Fianna Fáil Spokesperson on Brexit Stephen Donnelly TD has warned that without a national response to Brexit, the jobs and livelihoods of farmers, agri-food workers and rural communities could be badly hit.

Speaking from the Ploughing Championships, Deputy Donnelly said, “This year’s Ploughing Championship will see close to 300,000 people visit Tullamore to enjoy the best of Irish farming and agri-food, but Brexit poses one the greatest threats the sector has ever faced.

“Food and farming is one of Ireland’s successes right now – exports are up, including impressive growth in the US market. Brand Ireland is strong. But Brexit could damage this badly. The UK Government insists it is leaving the Customs Union. This means there is a real possibility of border controls being introduced for Northern Ireland and Britain.

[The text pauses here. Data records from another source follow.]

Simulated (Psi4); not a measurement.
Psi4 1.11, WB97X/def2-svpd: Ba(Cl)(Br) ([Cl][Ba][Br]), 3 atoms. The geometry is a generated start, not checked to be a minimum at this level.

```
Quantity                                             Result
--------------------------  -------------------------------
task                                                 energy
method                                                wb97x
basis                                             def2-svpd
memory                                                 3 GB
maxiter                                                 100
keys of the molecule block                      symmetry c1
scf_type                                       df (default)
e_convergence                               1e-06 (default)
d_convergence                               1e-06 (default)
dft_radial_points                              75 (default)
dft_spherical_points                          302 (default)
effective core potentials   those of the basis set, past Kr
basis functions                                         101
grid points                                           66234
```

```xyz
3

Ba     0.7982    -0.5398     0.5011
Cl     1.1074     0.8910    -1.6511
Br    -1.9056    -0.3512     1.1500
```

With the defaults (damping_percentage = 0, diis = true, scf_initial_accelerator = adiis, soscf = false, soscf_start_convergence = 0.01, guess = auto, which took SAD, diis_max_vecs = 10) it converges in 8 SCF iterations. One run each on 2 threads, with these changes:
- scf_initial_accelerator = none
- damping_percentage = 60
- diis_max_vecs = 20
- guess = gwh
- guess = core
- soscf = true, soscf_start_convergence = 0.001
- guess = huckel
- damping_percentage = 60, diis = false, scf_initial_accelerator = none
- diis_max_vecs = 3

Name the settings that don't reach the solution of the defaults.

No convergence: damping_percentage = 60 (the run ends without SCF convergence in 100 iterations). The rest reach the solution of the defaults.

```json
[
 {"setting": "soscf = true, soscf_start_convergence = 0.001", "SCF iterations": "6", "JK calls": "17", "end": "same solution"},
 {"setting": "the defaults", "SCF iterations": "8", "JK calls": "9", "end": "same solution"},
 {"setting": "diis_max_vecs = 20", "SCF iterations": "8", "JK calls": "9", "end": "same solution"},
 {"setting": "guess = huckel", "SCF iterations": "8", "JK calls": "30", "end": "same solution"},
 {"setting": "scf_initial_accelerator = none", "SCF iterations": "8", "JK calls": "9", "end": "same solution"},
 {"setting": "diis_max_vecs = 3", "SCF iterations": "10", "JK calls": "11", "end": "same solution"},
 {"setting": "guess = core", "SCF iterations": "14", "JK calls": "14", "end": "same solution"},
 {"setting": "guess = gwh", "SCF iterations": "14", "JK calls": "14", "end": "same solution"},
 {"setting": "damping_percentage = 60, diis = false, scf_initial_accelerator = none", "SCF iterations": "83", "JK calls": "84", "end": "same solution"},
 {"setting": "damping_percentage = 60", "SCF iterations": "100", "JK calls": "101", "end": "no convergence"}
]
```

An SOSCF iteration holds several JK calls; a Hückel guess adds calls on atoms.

“They are talking about regulatory divergence, meaning different food and safety standards over time. They are discussing the possibility of pulling funding for CAP. This would mean reductions in payments to Irish farmers. And they are talking about ‘no deal’ with the EU on Brexit. In this world, the ESRI estimates a potential reduction in dairy trade with the UK of 60%, and a staggering 85% for beef – this would be catastrophic.

“Despite this the Irish Government insists Brexit hasn’t happened yet. It has given Bord Bia a paltry level of extra staff. It has allocated just €5m to Brexit this year. It promised to provide a detailed sectoral plan, but over a year after the Brexit vote, they can’t even give a timeline for when we might see it. Enterprise Ireland is working with some of the bigger companies, but farmers and many smaller companies are not being engaged with.

“We are all working hard to secure as soft a Brexit as possible, but we must put plans in place now for a worst case scenario. It takes years to break into new markets – waiting until 2019 to see what happens isn’t acceptable. Farmers and agri-food companies must get adequate supports now. That means adaptation funding and access to low-cost finance. It means providing support to find new markets and developing new relationships with purchasers across Europe and beyond, for Irish produce. It means better supports for Bord Bia, including marketing.

“The sector supports 270,000 jobs, and nearly 40% of Irish food exports go to the UK. Over 400,000 pigs are exported live to the North for processing annually, with almost 400,000 lambs imported to the South for processing. Over 800 million litres of milk are imported across the border from the North annually, much of which is processed and exported from the South.

“Bord Bia estimates that sterling falls in 2016 reduced exports to the UK by €570m. This year sterling has fallen much further, with some forecasting it reaching parity with euro. And yet, most people in the sector are not being engaged by the Government on Brexit. This simply isn’t acceptable. The Government needs to step up its efforts and help prepare farmers and the agri-food industry in preparing for Brexit.”